Thursday, December 19, 2013 at 6:23 PM
Before heading home for the holidays, one legislator introduced a bill that would ease the restrictions on craft brewery operations. Statehouse correspondent Andy Chow takes a closer look at Ohio’s microbrew industry and the impact this bill could make.
Dan Cochran is the owner of Four Strings Brewery, a craft operation inside the active Columbus-area neighborhood of Grandview. As he gives me a tour of his brewery you can tell that he loves his job.
“This is just carbon dioxide,” Cochran said. “There’s no pump hooked up to this. There’s nothing boiling. That is nothing but CO2 blowing off.”
We’re standing in front of a huge, 1,000 gallon dairy tank which has been repurposed to brew 30 barrels of beer. Cochran’s showing me the part of the brewing system when the carbon leaves the container and pumps into a bucket of water.
For someone who started brewing small batches of beer in his home in the 1990s, this is still one of Cochran’s favorite part of the process.
“This is all-natural,” he said. “Man has making beer this way for 6,000 years. It’s just—I never get tired of seeing that.”
Four Strings manufactures about 2,000 barrels a year. Cochran started his company in 2011 at a time when the microbrewing industry started to really take off in Ohio. He says he was part of the first wave of new generation brewers in the Buckeye State.
According to the state’s liquor control office, Cochran is among 103 registered craft brewers in Ohio. That’s more than West Virginia, Indiana and Kentucky combined. Michigan is on par, with 110 microbreweries. And as for Pennsylvania, they don’t distinguish between large and small operations, but altogether the state has 149 breweries.
In the past couple of years, leaders at the Statehouse have been making moves in hopes of helping the industry. That includes a law that allows people like Cochran to sell their own product inside the brewery.
“Brewing is as much an art as it is a science,” said Democratic Rep. Dan Ramos of Lorain.
He’s now working on a new bill to loosen the restriction on alcohol limits. Current law says a beer cannot have more than 12 percent alcohol by volume, or ABV. Ramos wants to raise that bar to 21 percent.

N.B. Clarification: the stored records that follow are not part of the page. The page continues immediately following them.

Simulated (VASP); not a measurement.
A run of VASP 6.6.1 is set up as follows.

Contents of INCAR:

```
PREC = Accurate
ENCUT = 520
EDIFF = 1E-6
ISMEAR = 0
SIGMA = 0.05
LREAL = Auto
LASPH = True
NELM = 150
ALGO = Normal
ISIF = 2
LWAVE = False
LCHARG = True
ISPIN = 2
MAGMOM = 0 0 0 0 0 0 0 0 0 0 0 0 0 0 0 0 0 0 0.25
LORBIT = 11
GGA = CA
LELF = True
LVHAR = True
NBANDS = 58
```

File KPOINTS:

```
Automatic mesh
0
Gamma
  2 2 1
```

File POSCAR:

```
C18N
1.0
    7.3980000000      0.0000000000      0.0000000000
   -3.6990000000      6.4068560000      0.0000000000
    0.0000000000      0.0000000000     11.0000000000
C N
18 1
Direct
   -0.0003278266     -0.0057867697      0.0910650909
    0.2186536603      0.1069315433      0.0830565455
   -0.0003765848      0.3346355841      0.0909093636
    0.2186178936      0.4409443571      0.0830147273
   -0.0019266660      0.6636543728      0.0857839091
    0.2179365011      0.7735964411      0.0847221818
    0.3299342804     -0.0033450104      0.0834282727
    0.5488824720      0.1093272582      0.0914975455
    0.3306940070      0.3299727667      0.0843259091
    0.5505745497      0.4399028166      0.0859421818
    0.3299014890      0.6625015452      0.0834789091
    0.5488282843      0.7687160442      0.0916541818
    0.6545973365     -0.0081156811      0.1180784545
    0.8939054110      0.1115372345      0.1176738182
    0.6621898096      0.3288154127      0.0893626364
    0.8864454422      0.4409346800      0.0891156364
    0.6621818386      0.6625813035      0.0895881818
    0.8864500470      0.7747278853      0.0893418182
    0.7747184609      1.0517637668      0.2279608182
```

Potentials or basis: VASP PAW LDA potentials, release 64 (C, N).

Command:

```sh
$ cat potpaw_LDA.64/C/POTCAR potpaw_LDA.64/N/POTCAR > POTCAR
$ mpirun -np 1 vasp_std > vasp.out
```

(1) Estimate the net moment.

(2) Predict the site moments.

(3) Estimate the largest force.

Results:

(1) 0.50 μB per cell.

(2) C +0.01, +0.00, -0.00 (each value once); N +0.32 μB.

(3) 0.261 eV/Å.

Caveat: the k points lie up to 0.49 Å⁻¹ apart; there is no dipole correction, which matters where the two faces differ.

“When you’re attempting to make something around a specific level it doesn’t always come out the way you want it to go,” Ramos said. “So we want to allow these folks to basically continue their art form but do so in a way that helps their business.”
The bill already has 20 co-sponsors, with several Republicans attached. According to Ramos, West Virginia also has a 12 percent ABV limit, but the other states that border Ohio don’t have any restrictions on beer.
“I know that there are a number of basically specialty and craft beer stores that are just across the border for that reason,” he said.
Cochran is a board member with the Ohio Craft Brewers Association—though he says the group hasn’t issued an official stance on the proposal yet. While he says he would like to take a closer look at the bill, Cochran shared his personal belief.
“Lifting on Ohio breweries and Ohio brewers is going to be beneficial as business is growing,” Cochran said. “I think that whatever we can do to be able to put out products that are being produced by breweries in other states can only help us.”
The strongest brew at Four Strings is the special Double IPA at 9.5 percent ABV. Cochran says anything at 12 percent is already pretty strong, but he’d like to see what brewers could come up with.
“I think it’s just going to be the challenge of balancing the other elements of the beer with that high alcohol,” he said. “To say that it can’t taste good I think would be wrong. I think that higher alcohol beer can certainly be enjoyable.”
Cochran adds that it’s an exciting time to be a microbrewer in the state as the market continues to boom.
“I had no idea that it was going to be as fast and as big as it was,” he said. “The last two years that I’ve been in the market it’s just completely exploded.”